The past few days I've been setting up a used Dell PowerEdge 2950 server. It's been running fine until just now, when it suddenly stopped while running a fairly heavy task (svnadmin verify
). The LCD was and is showing the following message:
PowerEdge 2950 E1422 CPU Machine Chk E2118 Fatal NB Mem CRC
Now, the memory error E2118 seems straightforward. One of the banks is probably broken. I'm running memtest right now. Update: Well, memtest didn't find any errors, so it's not that easy.
E1422, less so. Is this likely a separate problem, or just a result of E2118? Googling for this code says "update the BIOS" which isn't very specific as to the cause of the problem.
E1422 CPU Machine Chk
means that the CPU detected an hardware error and stopped operations. It can be related to the other error - memory problem.You can see here and here for more details.
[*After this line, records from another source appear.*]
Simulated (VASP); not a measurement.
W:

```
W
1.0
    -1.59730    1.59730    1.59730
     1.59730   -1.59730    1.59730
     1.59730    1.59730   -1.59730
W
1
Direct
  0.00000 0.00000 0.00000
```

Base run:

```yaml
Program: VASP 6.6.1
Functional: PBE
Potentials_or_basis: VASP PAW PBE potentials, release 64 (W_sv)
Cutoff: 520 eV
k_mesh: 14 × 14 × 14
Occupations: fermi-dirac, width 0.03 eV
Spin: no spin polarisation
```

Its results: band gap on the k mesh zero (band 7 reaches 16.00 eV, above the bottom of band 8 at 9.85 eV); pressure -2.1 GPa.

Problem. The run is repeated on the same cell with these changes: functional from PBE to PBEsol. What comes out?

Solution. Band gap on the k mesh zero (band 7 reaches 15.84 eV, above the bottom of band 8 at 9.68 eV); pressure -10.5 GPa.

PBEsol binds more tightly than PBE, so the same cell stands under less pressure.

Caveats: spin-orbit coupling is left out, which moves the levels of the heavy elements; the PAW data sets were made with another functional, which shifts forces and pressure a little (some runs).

If the CPU or memory is having an issue, such as a voltage regulation problem, then it could drop voltages on the shared bus between the memory and the CPU and fault them both. I was reading some release notes last week for different model Dell server (maybe an R710) where issues can be caused by Intel SpeedStep changing the CPU speed and there being a delay before the memory adjusted speed. This set up a condition where there could be a fault in the time between. In that particular case, a BIOS update addressed that issue.
Run a CPU benchmark and a memory benchmark to see if you can recreate the fault. If so, maybe you can narrow it down to one component or the other.